Va. Assemblies Pass Budgets
Senate Plan Increases Taxes, House Version Ends Breaks for Some Businesses
By Bob Lewis and Justin Bergman
Associated Press
Thursday, February 26, 2004; 7:17 PM
The House and Senate on Thursday approved competing versions of a new state budget that are radically different except in one aspect: Both were based on revenues presumed in tax bills that are no longer in play.
On a mostly party-line 65-35 vote, House Republicans muscled through a spartan $58 billion measure that provides nearly $9 billion for public schools the next two years but strips about $250 million from transportation and freezes the money used for local police agencies.
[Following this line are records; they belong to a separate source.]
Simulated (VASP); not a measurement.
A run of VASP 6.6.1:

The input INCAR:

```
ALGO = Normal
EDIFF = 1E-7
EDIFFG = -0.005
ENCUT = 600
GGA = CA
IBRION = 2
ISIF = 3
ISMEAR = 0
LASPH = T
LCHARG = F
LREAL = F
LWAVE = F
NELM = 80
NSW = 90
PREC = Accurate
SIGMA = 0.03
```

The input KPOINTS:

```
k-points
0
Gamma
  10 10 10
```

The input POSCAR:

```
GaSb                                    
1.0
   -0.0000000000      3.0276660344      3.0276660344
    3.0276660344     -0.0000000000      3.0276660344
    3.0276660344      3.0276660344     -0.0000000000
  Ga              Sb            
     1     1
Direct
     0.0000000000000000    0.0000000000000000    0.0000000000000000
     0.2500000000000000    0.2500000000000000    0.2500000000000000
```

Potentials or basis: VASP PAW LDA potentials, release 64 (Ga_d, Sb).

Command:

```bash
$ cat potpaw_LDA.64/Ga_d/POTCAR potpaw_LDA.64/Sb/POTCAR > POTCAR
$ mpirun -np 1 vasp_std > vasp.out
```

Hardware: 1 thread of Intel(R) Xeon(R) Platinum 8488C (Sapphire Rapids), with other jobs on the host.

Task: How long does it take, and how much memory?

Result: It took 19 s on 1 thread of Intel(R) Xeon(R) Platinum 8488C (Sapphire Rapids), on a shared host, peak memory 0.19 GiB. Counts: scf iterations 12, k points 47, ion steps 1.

The Senate passed a two-year, $61.5 billion budget that substantially increases spending for education, transportation and the environment, while also increasing taxes by about $3.8 billion.
The House budget advances to the Senate, and vice-versa, where each is likely to be rejected early next week. That sets up a $3.5 billion disagreement a handful of lawmakers designated from each chamber will be asked to resolve by the March 13 adjournment deadline.
Both plans recognize a need for new revenue from tax restructuring, though the Senate budget includes a far more comprehensive tax reform package, including a 1-cent sales tax increase, higher tax brackets for the wealthy and higher taxes on gasoline and cigarettes.
As much as $520 million in the House budget was to have come from repealing sales tax exemptions a dozen categories of industries have for purchases of fuel, equipment and other operating needs. That legislation is bottled up in the Senate Finance Committee.
The Senate rejected several floor amendments, including one to remove funding that apparently targeted Planned Parenthood and an attempt by a conservative member to strip the budget of an omnibus tax increase proposal that already passed the Senate.
Both the Senate and House plans call for 3 percent raises for state employees, college professors and state-supported local employees. The Senate's raises would take effect this fall, while the House raises would begin in December 2005.
Neither plan includes a step that would ensure the final phase-out of the car tax. Warner's proposal would remove the remaining 30 percent of the locally imposed tax on personal cars and trucks in four annual increments of 7.5 percent.
Also, neither plan affords pay raises for school teachers, leaving that to local governments.